Obamas Tie To 60s Radical Fuels Attacks
Posted on: Monday, 6 October 2008, 08:15 CDT
By Jill Lawrence
WASHINGTON -- Republican John McCain's campaign spent the weekend trying to tie the Democratic nominee to a 1960s radical. "It's really important for Americans to start knowing who the real Barack Obama is," vice presidential candidate Sarah Palin said Sunday in Long Beach.
Palin led the attacks that Republicans took up across the television dial. The focus was on Bill Ayers, a former member of the Weather Underground who lives near Obama in Chicago, served with him on two charity boards and held a reception for him in 1995.

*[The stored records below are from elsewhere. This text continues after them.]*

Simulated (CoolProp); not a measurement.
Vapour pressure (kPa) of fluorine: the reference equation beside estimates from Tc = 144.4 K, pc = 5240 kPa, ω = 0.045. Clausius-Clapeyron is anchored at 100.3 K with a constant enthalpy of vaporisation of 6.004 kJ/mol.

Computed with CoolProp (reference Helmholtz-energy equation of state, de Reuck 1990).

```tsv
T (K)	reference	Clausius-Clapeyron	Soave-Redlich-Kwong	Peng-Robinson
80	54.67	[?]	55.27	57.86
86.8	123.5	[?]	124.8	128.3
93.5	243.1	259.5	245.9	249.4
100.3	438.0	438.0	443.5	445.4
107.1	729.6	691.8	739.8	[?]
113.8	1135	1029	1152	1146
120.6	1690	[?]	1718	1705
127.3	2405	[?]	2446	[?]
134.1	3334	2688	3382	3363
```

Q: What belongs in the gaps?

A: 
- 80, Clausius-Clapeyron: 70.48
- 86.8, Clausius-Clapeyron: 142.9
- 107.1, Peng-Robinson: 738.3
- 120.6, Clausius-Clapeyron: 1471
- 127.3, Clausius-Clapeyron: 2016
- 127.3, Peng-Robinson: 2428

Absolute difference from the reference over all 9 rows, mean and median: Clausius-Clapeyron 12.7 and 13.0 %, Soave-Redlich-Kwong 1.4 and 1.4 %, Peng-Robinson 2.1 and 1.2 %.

"It goes to the issue of judgment," Minnesota's Republican Gov. Tim Pawlenty said on ABC's This Week. "What kind of judgment would allow an unrepentant domestic terrorist to host a political event for you in his home?"
Pennsylvania's Democratic Gov. Ed Rendell shot back: "They're starting to do the politics of personal destruction. The American people and here in Pennsylvania, we're not going to buy that."
On Saturday in Carson, Calif., Palin accused Obama of "palling around with terrorists who would target their own country" and added, "This is not a man who sees America as you see America and as I see America."
She said she based her remarks on a New York Times article that appeared Saturday. That article and others describe the relationship between Obama and Ayers as not close.
The new GOP tack comes as the economic crisis increasingly dominates the campaign and new polls show Obama growing stronger in key battleground states. A Columbus Dispatch poll put the race at Obama 49%, McCain 42% in Ohio, while a Minneapolis Star Tribune poll gave Obama an 18-point lead in Minnesota. A Denver Post poll of Colorado showed the race deadlocked 44%-44%.
Two of the biggest opportunities left to shake things up are the debates Tuesday and Oct. 15. "The best chance the McCain campaign has right now is to turn the campaign back into a referendum on Obama. They're going to throw everything they possibly can at him," GOP strategist Todd Harris said.
Obama denounced the tactic Sunday in Asheville, N.C. "Sen. McCain has announced that they plan to turn the page on the ... economy and spend the final weeks of this campaign launching Swift Boat-style attacks on me," he said, referring to attacks on 2004 nominee John Kerry's military record. "The policies he's supported these past eight years and the policies he wants to continue are pretty hard to defend. I can understand why Sen. McCain would want to 'turn the page.'"
Obama has said Ayers, now an education professor, committed "detestable" acts of violence. Democrats warned Sunday on TV that the attacks on Obama may backfire. "This guilt-by-association path is going to be trouble ultimately for the McCain campaign," Paul Begala said on NBC's Meet the Press.
Over on CNN's Late Edition, Rep. Rahm Emanuel, D-Ill., raised the Keating Five scandal. Charles Keating, a McCain friend and constituent, was chairman of Lincoln Savings & Loan, which failed and cost 21,000 investors their savings. The Senate Ethics Committee cleared McCain of improperly helping Keating avoid regulators but said he used poor judgment in his dealings with him.
Obama launched a pre-emptive TV ad Sunday that calls McCain "erratic in a crisis" and "out of touch." It goes on, "No wonder his campaign wants to ... turn the page on the financial crisis, by launching dishonest, dishonorable assaults against Barack Obama."